While in theory every process should work perfectly, in reality controls are required to ensure that maintenance is viable. Common controls include:

  • Version controls – particularly where multiple versions are in use simultaneously, either on the same or separate platforms, with their differences identified and maintained.
  • Usage transition controls between versions, so that older versions can be decommissioned.
  • Compatibility – forward and backward. While newer versions may have additional capabilities. Though upward compatibility would seem reasonable, there should be no assumption that all the capabilities in an older version will be ported to the new one; upward and backward compatibility must be verified. In addition, no assumption can be made that new functionality will be retrofitted to earlier versions.
  • Compatibility of all facilities carried upward with the older version.
  • Help support to cover all versions in operation.

When Does Maintenance Happen?

Maintenance may be required for many reasons, from a failure in a specific point in the process to undefined failures. To ensure acceptable performance, operations may require maintenance on any single process or group of linked processes on a regular basis. Separately, performance systems may have maintenance points designed into the Lifecycle. Those maintenance points may be called out in a response or process delivery agreement such as a Service Level Agreement (SLA).

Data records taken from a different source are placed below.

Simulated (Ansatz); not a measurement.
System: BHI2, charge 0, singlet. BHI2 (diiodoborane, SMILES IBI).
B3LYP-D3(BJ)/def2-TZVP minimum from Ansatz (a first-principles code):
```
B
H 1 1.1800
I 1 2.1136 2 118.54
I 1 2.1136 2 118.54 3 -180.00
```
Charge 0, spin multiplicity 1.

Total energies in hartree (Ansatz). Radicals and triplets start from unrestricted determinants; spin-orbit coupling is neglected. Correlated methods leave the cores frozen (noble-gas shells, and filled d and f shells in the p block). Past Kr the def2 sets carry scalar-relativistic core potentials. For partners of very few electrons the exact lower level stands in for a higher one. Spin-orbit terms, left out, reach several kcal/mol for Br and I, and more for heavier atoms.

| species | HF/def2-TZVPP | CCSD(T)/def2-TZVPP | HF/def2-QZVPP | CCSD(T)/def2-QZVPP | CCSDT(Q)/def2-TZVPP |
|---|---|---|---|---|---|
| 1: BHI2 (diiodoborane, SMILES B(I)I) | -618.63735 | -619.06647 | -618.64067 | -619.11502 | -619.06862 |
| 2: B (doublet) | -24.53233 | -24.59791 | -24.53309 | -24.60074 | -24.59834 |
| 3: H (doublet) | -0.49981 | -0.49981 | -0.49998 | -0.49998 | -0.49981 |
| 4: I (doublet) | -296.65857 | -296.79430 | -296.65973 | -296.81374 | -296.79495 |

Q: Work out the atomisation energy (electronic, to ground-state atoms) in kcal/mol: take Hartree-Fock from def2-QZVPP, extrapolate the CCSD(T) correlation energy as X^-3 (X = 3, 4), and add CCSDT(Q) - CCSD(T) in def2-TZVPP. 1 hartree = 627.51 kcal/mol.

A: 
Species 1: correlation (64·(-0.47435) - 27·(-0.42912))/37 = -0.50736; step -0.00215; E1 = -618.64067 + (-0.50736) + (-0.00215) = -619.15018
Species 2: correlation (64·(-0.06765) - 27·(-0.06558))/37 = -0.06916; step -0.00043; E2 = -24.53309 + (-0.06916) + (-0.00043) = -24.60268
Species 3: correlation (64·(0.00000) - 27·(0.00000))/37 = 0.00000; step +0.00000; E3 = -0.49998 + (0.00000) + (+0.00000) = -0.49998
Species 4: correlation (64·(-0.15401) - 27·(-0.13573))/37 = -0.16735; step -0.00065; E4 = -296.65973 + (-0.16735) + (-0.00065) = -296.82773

To perform an analysis of identified problems that trigger maintenance operations, especially when a problem is not classified as a true failure, requires some additional tools. They include:

  • System Metrics and Key Performance Indicators selected by the installation to represent the performance characteristics most important to management. These may be generated automatically based on the more detailed measurements below or prepared as part of a summarized report.
  • Support monitoring utilities to measure operational performance. Additional equipment based on the results will result in a new set of measurements. With measurement, load balancing is possible.
  • For processors this usually represents utilization and response time.
  • For printers this represents up time, utilization and throughput,
  • For ancillary devices such as storage mechanisms, traffic (quantity and size) and response time are measured.
  • System Availability reports provide the usable hours, identifying failures and repair activity. They may also provide business metrics such as time from job arrival to delivery to its final process.
  • Job tracking, audit and reconciliation should be addressable from the statistics.
  • Process defects should be identified and followed, usually in a report that lists these problems with a target resolution date.
  • Review meetings with suppliers’ service organizations to address any problem and performance issues.
  • A report similar to the defect entries to inform follow-up meetings.
  • Recommendations.

Documentation Support

Documentation Maintenance must be part of any operational plan.

  • Developing and updating documentation in a reliable manner, ensuring that changes to the system or application are entirely mirrored by the documentation at time of implementation is essential for proper operation.
  • Ensuring that the documentation accessed matches the version in operation for each environment. Where multiple versions are active, identification is essential.
  • Ensure this documentation is available to the Help Desk and searchable.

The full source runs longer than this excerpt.